It’s bad enough that the governor didn’t know what was in the voter suppression bill he said was needed solve problems not addressed in existing law.  He didn’t even know what was in the existing law.

As Chris Fitzsimon of NC Policy Watch noted, when McCrory attempted to justify his state’s version of blocking the vote, he erroneously claimed that North Carolinians can register to vote on line.

It would be nice if McCrory reviewed the current law while he was at it, since he also said at a news conference that people can register to vote online, which is not true. Maybe expecting a governor to be familiar with existing election laws before he signs another one is too much to ask.

Maybe if Governor McCrory spent more time on reading his state’s laws on voting  instead of spending time making condescending gestures with one hand, while taking people’s civil rights away with the other, he might realize what he is actually supporting.

He might also understand why North Carolinians rejected his cookies and other pathetic attempts to assure people that stripping them of their rights is for their own good.  Underestimating the electorate’s intelligence tends to back-fire.

He wouldn’t even have to read all that boring and complex legal language.   For example, he could have gone to the State Board of Elections website.   It took me less than a couple of minutes to google the site and ascertain than North Carolinians cannot register to vote on line and never could.  That’s far less time then it takes to bake and deliver cookies to protestors who know the difference between civil rights and cookies.

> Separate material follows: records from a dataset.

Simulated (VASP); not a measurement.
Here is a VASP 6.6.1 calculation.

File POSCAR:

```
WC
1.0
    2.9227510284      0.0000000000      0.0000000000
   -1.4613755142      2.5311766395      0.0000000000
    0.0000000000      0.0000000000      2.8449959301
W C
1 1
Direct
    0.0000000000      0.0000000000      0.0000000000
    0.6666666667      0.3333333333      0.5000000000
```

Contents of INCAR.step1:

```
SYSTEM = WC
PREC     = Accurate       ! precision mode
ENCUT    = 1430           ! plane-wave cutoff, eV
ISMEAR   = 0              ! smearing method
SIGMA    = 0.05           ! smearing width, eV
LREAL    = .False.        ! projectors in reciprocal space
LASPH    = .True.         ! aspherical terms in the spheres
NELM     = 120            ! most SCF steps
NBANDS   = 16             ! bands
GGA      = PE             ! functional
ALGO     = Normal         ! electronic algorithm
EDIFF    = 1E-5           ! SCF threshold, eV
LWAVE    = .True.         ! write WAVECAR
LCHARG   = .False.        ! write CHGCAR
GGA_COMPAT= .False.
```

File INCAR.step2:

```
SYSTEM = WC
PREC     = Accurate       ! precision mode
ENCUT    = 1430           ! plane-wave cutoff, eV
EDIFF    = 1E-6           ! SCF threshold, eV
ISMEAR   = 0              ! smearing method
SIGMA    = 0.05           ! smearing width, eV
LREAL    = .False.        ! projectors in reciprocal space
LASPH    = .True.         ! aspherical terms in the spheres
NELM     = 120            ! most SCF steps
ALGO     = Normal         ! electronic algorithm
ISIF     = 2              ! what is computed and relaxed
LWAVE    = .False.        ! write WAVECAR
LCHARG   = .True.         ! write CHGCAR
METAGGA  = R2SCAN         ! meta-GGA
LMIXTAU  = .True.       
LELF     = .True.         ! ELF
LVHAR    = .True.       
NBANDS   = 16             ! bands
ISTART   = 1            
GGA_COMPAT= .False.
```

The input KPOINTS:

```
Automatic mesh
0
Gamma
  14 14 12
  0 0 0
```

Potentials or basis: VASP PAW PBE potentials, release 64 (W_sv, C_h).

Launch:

The governor might feel put upon – after all he spent a lot of time delivering cookies and smiling pretty for the camera while making comments that are reminiscent of Sarah Palin.

Meanwhile, Moral Mondays protests are continuing and expanding in scope to Oakland, The Bay Area  to protest  and Chicago  to name a few places where voters also recognize that their rights are worth way more than a plate of cookies.

Republicans should take note from Steny Hoyer: Americans know that cookies are not civil rights.